Jesus prayed to God that all his followers “may be one, as we are one, I in them and you in me, that they may become completely one.”
He was not praying for an end to all our differences. The unity he desired was a “diverse unity,” like the mutual indwelling he experienced with the God he called “Father.” He wanted our mutual indwelling to keep drawing us together in and through our differences, not in spite of them.
It seems that the jury is still out on whether his prayer was ever granted.
In past years my reflections on this reading have focused on acknowledging and healing the divisions among Christians (see below the line). This year, and especially this week, as mass shootings seem to multiply, we can’t help thinking of other divisions that seem to paralyze us and our neighbors both in and beyond our faith communities.
My own political leanings are no secret. I stand with my Bishop and my Church. The proposals I tend to support seem modest, maybe even too timid, but in today’s climate even these will probably be branded by some as radically leftist. I long for some sort of working consensus, but even my best efforts to promote that seem polarizing these days, yet I can’t in good conscience do nothing.
So it may seem foolish for me to cling stubbornly to the faith that God is even in this situation working in and through our differences to make us diversely one, just as God and God’s Beloved are one. Foolish or not, I simply will not surrender that conviction. God is relentlessly and reconcilingly at work even here, as you and I and others follow divergently where conscience leads us.
[From previous years:]
Get involved in the life of any community or group, no matter how healthy it first looks, and it won’t take you long to find just about any form of division you can imagine.

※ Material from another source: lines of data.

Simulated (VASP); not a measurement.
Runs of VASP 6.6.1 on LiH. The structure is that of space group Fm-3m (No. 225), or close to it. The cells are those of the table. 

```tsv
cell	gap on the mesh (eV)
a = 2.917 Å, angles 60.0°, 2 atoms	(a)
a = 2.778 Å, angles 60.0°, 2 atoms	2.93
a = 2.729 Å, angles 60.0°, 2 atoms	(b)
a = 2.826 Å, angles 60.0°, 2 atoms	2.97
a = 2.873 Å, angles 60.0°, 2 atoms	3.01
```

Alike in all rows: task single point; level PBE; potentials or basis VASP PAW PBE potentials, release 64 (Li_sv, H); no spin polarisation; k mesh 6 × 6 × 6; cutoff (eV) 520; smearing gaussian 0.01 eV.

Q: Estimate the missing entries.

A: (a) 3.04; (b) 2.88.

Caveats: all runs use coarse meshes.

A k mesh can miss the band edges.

That goes a long way toward explaining why so many Americans—especially the most idealistic—no longer bother with the church as an institution. They’re disillusioned by all the messiness that comes with people trying to live together in faith and hope and love. It’s what people mean when they say they’re spiritual but not religious. They do want spirituality, and they just as often want to love their neighbors as much as they love God. But they’re tired of dealing with conflicted communities.
I keep saying “they,” but of course I’m not talking about a bunch of strangers. It’s us too. It’s a safe bet that every single one of us has known times when we wish we could just walk away from all this. Faith communities aim to bring out the best in people, but they just as often wind up bringing out the worst. They’re a lot like families—if they’re not dysfunctional, chances are you don’t know them well enough. We look for trust and find betrayal; we look for affirmation and find criticism; we look for peace and find conflict; we look for romance and find ourselves haggling over where to squeeze the toothpaste. Who doesn’t get tired of all this? Who isn’t tempted to chuck the whole thing?
The trouble is, we can’t. We can’t live without relationships. It’s relationships that make us who we are, even when we’re off by ourselves. And that’s a very good thing. It’s a reflection of God’s very own life-in-relationship that we call the Trinity. We were created for life together, and we’re not going to find any genuine spiritual life if we don’t stay connected to other people. We can go it alone for a while, but even then we take our relationships with us. There’s just no escaping them. And no relationship lasts for long without turning messy. They all have to deal with betrayals and conflict and criticism and haggling.
One thing we especially don’t like to hear—at least I don’t—is that the best relationships may be the most exasperating ones. The best relationships show us at our worst as well as our best. They touch us so deeply that we’re likely to let all sorts of things spill out. They make us take responsibility for the betrayals and conflicts that we bring with us to every relationship. They make us honest about where we really are, as well as where we want to be. The best relationships may not be the most comfortable. But they’re the most honest.
Jesus prayed for that, for our unity and even our holiness, but he also made it plain that none of this takes us out of the world. We’re more than our surroundings, but our surroundings are still a part of us, and part of God’s gift of creation to us, regardless of the messes we’ve helped to make of them—or the messes they’ve helped make of us. The only spirituality we know is a thoroughly embodied spirituality. The Word became flesh so that all fleshly things could be taken into the life of the Spirit. Even the games we play, even our betrayals, can be made to serve God’s unswerving resolve to make all things new together.